During a recent dinner a few friends and I found ourselves reminiscing about formative moments in our collective youth. The conversation took a decidedly downbeat turn when a nationally televised moment we all remembered all too well came up: the 1986 explosion of the space shuttle Challenger. Like millions of other schoolkids at the time we had been glued to the live broadcast, and became witnesses to horror. “It was NASA’s darkest tragedy,” writes Elizabeth Howell at Space.com, an accident that “changed the space program forever.”
The contrast with our parents’ indelible memories of a televised space broadcast from seventeen years earlier could not be starker. On July 20, 1969, the nation witnessed what could easily be called NASA’s greatest triumph, the Apollo 11 moon landing, which not only really happened, but was broadcast live on CBS, with commentary by Walter Cronkite and former astronaut Wally Schirra and live audio from Mission Control in Houston and Buzz Aldrin himself, “whose job during the landing,” Jason Kottke writes, “was to keep an eye on the LM (lunar module)’s altitude and speed.”
We don’t hear much from Neil Armstrong—“he’s busy flying and furiously searching for a suitable landing site. But it’s Armstrong that says after they land, ‘Houston, Tranquility Base here. The Eagle has landed.’” Kottke’s fascinating description of the events points out details that heighten the drama, such as the fact that Armstrong’s heartrate “peaked at 150 beats per minute at landing” (his resting heartrate was 60 bpm). At around 10 minutes to landing, the astronauts link to Mission Control cut out briefly, which must have been terrifying.

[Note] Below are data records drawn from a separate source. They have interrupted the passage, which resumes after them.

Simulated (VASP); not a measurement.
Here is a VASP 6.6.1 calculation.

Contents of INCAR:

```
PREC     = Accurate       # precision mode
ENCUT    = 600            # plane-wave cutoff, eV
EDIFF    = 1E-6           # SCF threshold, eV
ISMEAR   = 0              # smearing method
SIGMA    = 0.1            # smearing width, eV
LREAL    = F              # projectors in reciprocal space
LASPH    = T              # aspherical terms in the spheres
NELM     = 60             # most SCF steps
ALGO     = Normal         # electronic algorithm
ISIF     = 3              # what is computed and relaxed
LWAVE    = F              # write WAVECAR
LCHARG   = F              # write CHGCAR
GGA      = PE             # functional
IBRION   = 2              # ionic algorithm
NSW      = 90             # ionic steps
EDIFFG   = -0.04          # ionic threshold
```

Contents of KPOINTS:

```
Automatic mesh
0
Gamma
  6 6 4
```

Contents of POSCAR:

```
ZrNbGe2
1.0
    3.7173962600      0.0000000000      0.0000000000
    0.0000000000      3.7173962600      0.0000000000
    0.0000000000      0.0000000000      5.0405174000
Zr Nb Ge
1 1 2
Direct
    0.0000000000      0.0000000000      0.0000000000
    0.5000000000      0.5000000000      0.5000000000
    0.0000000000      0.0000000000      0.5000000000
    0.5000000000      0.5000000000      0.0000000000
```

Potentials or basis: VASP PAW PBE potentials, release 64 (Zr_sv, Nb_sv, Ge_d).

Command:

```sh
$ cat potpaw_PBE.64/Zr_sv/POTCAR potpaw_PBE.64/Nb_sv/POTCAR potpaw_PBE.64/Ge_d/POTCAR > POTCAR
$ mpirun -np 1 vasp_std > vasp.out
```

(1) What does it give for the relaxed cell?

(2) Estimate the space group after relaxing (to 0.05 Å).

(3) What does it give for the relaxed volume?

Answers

“Then there were the intermittent 1201 and 1202 program alarms, which neither the LM crew nor Houston had encountered in any of the training simulations.” These turn out “to be a simple case,” notes NASA, “of the computer trying to do too many things at once.” Given that the Lunar Module’s computer only had 4KB of memory, this is hardly a surprise. What is astonishing is that such a relatively primitive machine could handle the task at all.
The film viewers saw on their screens was not, of course, a live feed—CBS did not have cameras in space or on the moon—but rather an animation.
The CBS animation shows the fake LM landing on the fake Moon before the actual landing — when Buzz says “contact light” and then “engine stop”. The animation was based on the scheduled landing time and evidently couldn’t be adjusted. The scheduled time was overshot because of the crater and boulders situation mentioned above.
There were, however, cameras mounted on the Lunar Module, and that 16mm footage of the landing, which you can see above, was later released. And then there’s that moon walk (which really happened), which you can see below—blurry and indistinct but no less amazing.
Just a little over eight years “since the flights of Gagarin and Shepard,” NASA writes, “followed quickly by President Kennedy’s challenge to put a man on the moon before the decade is out,” it happened. Armstrong, Aldrin, and Michael Collins landed on the moon. Armstrong and Aldrin walked around and collected samples for two hours, then returned safely to Earth. In a post-flight press conference, Armstrong called the successful mission “a beginning of a new age,” and it was, though his optimism would seem almost quaint when a couple decades later, the U.S. turned its sights on weaponizing space.